Monday, Jul. 23, 1951

Turnabout

On July 1, a 716-ton freighter bound through the Red Sea on legitimate business for the port of Aqaba, Jordan, and proceeding in international waters, was stopped by a warning shot from a corvette. An armed party "from the corvette boarded the freighter, locked her crew below decks for 13 hours, looted the ship's stores and smashed its radio. The Foreign Secretary of the affronted nation sat on the story for ten days while he nervously checked and rechecked accounts of the incident. When the Foreign Secretary finally protested this violation of his nation's rights, the offending nation said arrogantly, through a spokesman: "There's too much fuss being made about the affair."

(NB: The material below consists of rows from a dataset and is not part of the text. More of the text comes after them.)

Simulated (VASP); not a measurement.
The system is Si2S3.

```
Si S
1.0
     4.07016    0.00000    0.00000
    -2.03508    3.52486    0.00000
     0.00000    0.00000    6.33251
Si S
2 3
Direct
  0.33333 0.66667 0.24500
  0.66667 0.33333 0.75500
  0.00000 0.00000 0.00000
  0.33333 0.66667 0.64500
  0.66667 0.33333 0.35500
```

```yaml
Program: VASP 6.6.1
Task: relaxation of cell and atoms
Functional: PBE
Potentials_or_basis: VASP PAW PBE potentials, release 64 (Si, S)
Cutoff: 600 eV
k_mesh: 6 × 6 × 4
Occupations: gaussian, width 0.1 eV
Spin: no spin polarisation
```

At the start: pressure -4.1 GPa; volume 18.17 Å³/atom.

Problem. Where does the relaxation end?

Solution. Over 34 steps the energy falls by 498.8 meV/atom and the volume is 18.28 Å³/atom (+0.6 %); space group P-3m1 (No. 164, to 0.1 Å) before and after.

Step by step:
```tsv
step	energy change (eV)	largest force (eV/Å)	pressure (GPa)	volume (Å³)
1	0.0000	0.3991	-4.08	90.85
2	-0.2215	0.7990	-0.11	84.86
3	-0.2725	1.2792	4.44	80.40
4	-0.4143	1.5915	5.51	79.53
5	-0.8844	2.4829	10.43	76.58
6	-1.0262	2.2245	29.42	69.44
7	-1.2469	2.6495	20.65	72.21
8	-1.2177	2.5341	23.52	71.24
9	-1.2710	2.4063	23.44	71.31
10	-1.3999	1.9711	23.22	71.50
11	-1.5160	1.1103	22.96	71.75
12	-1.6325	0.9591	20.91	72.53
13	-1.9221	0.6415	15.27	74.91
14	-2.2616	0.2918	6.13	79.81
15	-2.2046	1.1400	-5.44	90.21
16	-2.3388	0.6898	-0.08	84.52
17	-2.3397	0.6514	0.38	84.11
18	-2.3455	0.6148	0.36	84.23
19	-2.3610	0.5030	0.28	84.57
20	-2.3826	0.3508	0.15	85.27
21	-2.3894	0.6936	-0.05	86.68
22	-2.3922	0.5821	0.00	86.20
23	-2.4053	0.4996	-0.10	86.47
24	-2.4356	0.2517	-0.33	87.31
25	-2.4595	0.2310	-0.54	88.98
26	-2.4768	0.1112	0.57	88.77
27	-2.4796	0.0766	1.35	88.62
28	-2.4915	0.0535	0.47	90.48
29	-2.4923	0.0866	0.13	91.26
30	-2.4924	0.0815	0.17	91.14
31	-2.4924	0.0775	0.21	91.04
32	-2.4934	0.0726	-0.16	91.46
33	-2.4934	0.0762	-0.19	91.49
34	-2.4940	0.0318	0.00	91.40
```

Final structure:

The story seemed to fit a familiar pattern: Was this not another case of a big, nasty, imperialist nation bullying a smaller, law-abiding country? As a matter of fact, the injured party was Great Britain and the arrogant bully was little Egypt.

Intolerable Tailtwister. Ever since her spanking defeat by Israel three years ago, Egypt, despite repeated protests, has stopped all vessels moving through the Suez Canal that might be going to Israeli ports. When the Labor government's Foreign Secretary, Herbert Morrison, responding to a Tory question, revealed the details of this incident last week, Commons exploded. Coming on top of Britain's humiliation in Iran, it seemed a tailtwister that the British lion did not have to suffer in silence. Asked the Tories' second-in-command, Anthony Eden: "Is not the real lesson of all this that the more concessions we make to some of these Middle Eastern countries at this time, the more our national interests and the interests of peace will suffer?" Replied Morrison: "No, sir."

But the Admiralty dispatched four 1,710-ton destroyers from Malta to the Aqaba area. Said the Daily Express: "Britain's patience with Egyptian pretensions . . . wins her no credit among these backward peoples. Merely contempt." A London bus conductor fumed: "It's about time we shook our fist under their noses --those damned foreigners."

Threatening Hint. Egypt's Foreign Minister, meanwhile, hinted that, unless Britain removed her troops now guarding the Suez Canal and completely quit the Anglo-Egyptian Sudan, Cairo would denounce the mutual defense pact between Egypt and Britain, which still has five years to run.

In New York, Israel formally called on the U.N. Security Council to end Egypt's blockade of Israeli-bound ships passing through the Suez Canal. Israel charged that the blockade violated the Egyptian-Israeli armistice agreement, the Suez Canal convention and, by preventing Middle East oil from reaching the Haifa refinery (second in the Middle East only to Abadan), endangered Western Europe's oil supply.